Put all that together and it does not sound too bad. But there have inevitably been costs and the longer the policy has been pursued the more apparent these have become. The balance of advantage and disadvantage has shifted and will continue to shift.

To see why something had to be done, look at the graph. It shows the annual increases bank lending in the boom years and what has happened since then. As you can see, things went mad. Banks sprayed loans around both to businesses and individuals. In the run up to the crash bank lending was going up by some 12 per cent a year. Take growth at 3 per cent and inflation at 2 per cent and you get a figure of 5 per cent as the sort of annual increases that you might expect. The excess was froth – a level of lending that was at best brave and at worst grossly irresponsible. We are still paying the price for that now.

But since then the reverse has happened. We have had to try to grow an economy with banks that are unable to increase their lending. Indeed, lending to companies has been negative and continues to be so, while lending to households has been only just positive, though it has picked up a little in recent months.

You can have a separate debate as to why the banks have not been lending: excessive capital requirements, over-bearing regulation, a lack of demand for loans, or simply a burst of caution among bank employees. The point is simply that in this climate central banks here and in the US (and in a rather different way in Europe) had to flood the markets with money and hope that one way or another this money would boost demand. It did, but mainly by boosting asset prices.

So house prices here and in the US have recovered. Shares in the US are at an all-time high, and are pretty close here. Housing and share prices in the strongest of the eurozone economies, notably Germany, have been strong too. Current inflation, by contrast (and rather counter to the expectations five years ago) has been quite weak, and may be getting weaker now.

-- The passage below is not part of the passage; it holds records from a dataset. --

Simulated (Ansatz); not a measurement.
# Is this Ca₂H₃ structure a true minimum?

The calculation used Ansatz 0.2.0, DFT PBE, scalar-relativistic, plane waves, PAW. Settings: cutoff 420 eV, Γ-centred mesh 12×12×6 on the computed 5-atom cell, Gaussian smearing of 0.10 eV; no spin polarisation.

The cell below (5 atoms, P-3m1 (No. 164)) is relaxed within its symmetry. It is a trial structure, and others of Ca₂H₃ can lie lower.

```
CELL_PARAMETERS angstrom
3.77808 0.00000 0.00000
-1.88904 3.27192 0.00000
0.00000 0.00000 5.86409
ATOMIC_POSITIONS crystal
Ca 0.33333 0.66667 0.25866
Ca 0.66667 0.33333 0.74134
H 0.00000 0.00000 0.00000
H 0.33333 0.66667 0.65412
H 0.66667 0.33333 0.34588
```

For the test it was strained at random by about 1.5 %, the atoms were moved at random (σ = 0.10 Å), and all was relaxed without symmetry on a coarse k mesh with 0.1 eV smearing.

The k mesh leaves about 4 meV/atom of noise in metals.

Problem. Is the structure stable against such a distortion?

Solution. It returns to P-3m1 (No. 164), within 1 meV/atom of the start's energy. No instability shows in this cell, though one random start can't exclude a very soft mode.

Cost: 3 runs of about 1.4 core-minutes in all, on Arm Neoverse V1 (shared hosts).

The recovery in asset prices may be broadly welcome. At household level it extracts people from negative equity on their homes and at a commercial level it boosts confidence. It is fascinating to see how companies here in the UK are at last starting to demonstrate that confidence by increasing investment. But it hands profits to those that have assets, not to those who don't. So it is a policy that increases inequality.

It gets worse. It is a policy that punishes unsophisticated savers and rewards sophisticated ones. People who have kept their money in a bank have had the real value of their savings cut by more than 10 per cent over the past five years. People who have bought shares will have increased the real value of their savings by up to, gosh, 50 per cent – though they may have lost quite a lot in the couple of years before.

The social consequences take some time to become apparent. Gradually people adjust their habits. Instead of keeping money in a bank people find other investments, which may or may not be safe. The awkward word to describe this process where we use banks less and less and find other ways of linking borrowers and savers is "disintermediation". We no longer use the intermediary of a bank to hold their spare cash but instead use financial market instruments, peer-to-peer lending, even for many more fortunate young people, the bank of mum and dad.

Not all of this is bad. Arguably banks had become too big relative to the financial system as a whole. But banks are convenient and so we are having to learn how to develop what will inevitably be a more cumbersome financial system. You could say that we need all this money washing around precisely because we have to get along with more cumbersome ways of linking people who have money with people who want or need to borrow it.

The huge question then is how quickly should the central banks try to get back to normal monetary conditions: not just the end of QE but gradual and progressive over-funding of government borrowing needs so that the stock held by the central banks is run down. The short answer is: slowly. Everyone agrees on that. What people cannot agree on is whether it is safer to start getting back to normal soon, say this year, or whether it would be safer to delay until growth is more embedded.

The danger of the first is obvious: you clobber the economy before it is ready to stand it. The danger of the second is less obvious but just as troubling: that once you do start to move you have to bang rates up even faster and choke it off mid-cycle. Indeed, if you delay increasing short-term rates you may find the bond markets take matters into their own hands and push up long-term rates for you.

There is no easy answer to any of this. My own instinct is that it would probably be safer to make a start on getting back to normal later this year, partly to make it clear to everyone that the costs are beginning to outweigh the benefits, but also to get people prepared for a slow and gradual tramp to normality. That is my "forward guidance" anyway.